Would You Read It Wednesday #75 – Just Call Me The Kid (PB) AND Straight From The Editor

So, I was reading an article on MSN the other day that said (and I am seriously not making this up!) that it was good to have dessert for breakfast.

They announced this like it was an important new breakthrough, but I ask you – haven’t I been saying this for years? in my own chocolate-loving way? 🙂

I believe I am smarter than the average bear 🙂  Have Something Chocolate, won’t you?  It’s for your health 🙂

And you are going to need your energy today because we have an action-packed Wednesday!

First, I am honored to say that I have received the Very Inspiring Blogger Award from the lovely and talented Tina DC Hayes!

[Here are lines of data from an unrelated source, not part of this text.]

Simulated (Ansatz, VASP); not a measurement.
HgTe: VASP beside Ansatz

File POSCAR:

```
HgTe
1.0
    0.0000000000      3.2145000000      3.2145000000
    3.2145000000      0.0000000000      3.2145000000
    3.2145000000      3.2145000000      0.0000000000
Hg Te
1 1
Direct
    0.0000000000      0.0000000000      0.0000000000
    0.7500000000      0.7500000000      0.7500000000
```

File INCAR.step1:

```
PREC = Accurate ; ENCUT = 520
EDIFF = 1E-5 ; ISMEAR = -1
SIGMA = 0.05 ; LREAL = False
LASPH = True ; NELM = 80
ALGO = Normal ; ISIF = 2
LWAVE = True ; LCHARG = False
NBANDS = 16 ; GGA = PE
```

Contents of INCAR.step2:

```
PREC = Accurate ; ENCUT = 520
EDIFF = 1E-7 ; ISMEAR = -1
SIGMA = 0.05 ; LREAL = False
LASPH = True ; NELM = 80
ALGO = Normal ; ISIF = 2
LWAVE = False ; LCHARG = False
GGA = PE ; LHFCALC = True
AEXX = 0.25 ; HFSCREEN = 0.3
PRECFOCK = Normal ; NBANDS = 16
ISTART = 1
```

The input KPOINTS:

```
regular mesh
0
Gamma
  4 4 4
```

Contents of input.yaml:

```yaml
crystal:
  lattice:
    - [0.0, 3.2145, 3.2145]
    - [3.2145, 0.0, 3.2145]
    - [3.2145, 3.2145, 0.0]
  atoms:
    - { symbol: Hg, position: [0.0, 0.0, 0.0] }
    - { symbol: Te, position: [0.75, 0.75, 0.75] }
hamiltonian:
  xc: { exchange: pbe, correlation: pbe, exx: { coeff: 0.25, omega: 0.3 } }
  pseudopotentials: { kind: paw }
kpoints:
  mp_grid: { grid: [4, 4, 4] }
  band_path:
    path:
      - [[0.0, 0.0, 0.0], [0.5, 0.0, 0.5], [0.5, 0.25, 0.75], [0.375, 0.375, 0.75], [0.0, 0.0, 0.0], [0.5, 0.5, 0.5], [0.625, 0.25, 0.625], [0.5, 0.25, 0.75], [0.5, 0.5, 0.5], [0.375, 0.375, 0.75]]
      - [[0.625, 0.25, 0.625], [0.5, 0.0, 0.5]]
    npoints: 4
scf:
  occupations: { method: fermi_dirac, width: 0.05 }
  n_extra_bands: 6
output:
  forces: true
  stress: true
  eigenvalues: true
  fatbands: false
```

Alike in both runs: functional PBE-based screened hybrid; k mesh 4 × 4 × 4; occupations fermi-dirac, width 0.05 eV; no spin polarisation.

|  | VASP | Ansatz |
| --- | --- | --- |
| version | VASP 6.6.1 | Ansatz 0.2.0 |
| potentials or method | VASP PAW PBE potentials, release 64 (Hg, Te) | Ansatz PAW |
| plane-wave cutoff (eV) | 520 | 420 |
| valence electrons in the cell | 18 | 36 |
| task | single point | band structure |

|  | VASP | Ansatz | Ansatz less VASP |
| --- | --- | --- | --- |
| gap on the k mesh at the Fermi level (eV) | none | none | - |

I am so delighted to think anyone finds my blog inspiring!  Really!  It totally makes my day 🙂

Aside from displaying the award and mentioning and linking back to the blogger who gave it to me, I’m supposed to tell 7 things about myself.  You guys all know me pretty well, though, and I don’t want to bore you, so we’ll just skip that bit for now.  Then we get to the bit where I’m supposed to pass the award on to blogs I find inspiring, and for once that’s easy because it’s ALL OF YOU!  So help yourselves – you deserve it! 🙂

Now then.  Onward!

Next on our action-packed schedule, we have Straight From The Editor for the December Pitch Pick.

You will recall Kim’s pitch:

Oyster And Pearl (PB) ages 4-8

Pearl is a tiny grain of sand that lives in the bottom of the ocean. She feels insignificant in her world and both envious AND enamored of the star that she can see far above her. As she sets her sights on joining the star, she encounters many challenges... until finally, one night, she meets Oyster, who helps her become a star of her own.

And here is Erin’s helpful response:

Cute idea! I would make two small changes. One at the end . . .”who helps her become a star in her own right.” Because she doesn’t literally become a star and “of her own” sounds like she’s got a star. You want to get across that she transforms (like a butterfly) into something special a jewel of the sea – a pearl. And it seems odd that her name is Pearl but that’s what she becomes. I would give her another name or else it gives away the ending right away. Maybe something like Little or Tiny or something to emphasize the insignificance she feels.

I always find her comments so insightful!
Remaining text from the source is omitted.